IT can be hard to visualise just how fast modern race cars are sometimes.
Tracks with huge run-offs, a lack of door-bashing racing, and wide camera angles do a good job of hiding the fact motorsport is faster now than ever before.
Indycar has found a solution – the Visor Cam. Okay, so it isn’t completely new, with the series pumping out a number of videos over the years from this angle. But hot diggity, if it isn’t the best footage in motorsport.
While most onboard shots give you a good feel of what is going on, the visor cam gives you a real drivers’ eye view. You get a sense of the violence that accompanies speed, with the camera moving with the drivers head as it is buffeted by the wind.

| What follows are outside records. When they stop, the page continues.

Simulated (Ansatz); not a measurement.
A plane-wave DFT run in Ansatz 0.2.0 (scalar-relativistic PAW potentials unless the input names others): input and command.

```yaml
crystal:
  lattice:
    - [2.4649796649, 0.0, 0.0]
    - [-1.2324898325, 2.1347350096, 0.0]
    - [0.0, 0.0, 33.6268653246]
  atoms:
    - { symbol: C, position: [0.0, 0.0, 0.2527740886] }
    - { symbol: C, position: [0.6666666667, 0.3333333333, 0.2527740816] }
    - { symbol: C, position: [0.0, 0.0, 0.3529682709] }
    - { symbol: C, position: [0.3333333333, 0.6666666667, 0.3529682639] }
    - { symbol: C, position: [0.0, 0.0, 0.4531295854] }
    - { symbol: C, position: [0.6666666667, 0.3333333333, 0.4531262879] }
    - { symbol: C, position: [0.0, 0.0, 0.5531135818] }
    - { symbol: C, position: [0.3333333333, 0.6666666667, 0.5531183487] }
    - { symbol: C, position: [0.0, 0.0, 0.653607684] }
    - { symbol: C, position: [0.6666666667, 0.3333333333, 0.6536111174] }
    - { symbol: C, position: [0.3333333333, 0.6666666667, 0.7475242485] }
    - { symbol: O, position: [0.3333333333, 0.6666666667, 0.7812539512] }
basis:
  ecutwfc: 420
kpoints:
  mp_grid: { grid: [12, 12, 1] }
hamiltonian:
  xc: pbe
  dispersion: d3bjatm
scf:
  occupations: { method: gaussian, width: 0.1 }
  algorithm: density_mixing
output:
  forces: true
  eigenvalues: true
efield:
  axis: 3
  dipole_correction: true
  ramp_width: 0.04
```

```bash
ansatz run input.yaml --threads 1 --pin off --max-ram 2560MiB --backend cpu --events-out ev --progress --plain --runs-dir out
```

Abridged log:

This footage of Ryan Hunter-Reay at Barber Motorsports Park almost looks sped up. But you can be rest assured, it isn’t!
The Visor Cam also helps demonstrate the unique challenge of oval racing. The North American favourite is oft ridiculed for simply being a continues procession of left turns.
But as this Visor Cam of Graham Rahal at Phoenix Raceway proves, it is anything but.
Drivers are dealing with an incredible 4.1G in the turns, wrestling the cars to stay on the right line, searching for where the rubber is, and battling with wind and aero wash from other cars.
Then you have Rahal again at Sebring International Raceway.
Sebring is infamous for its brain rattling bumps, and this is illustrated beautifully in the clip, with Rahal shaken harder than a maraca in a mariachi band.
Finally, Hunter-Rey returns to give a drivers-eye perspective of the St. Petersburg race track.
Try not to wince as he races towards concrete walls at an incredible speed, all the while wrestling a steering wheel that appears to want to do anything but obey his command.
Long live the Visor Cam. F1, take it now.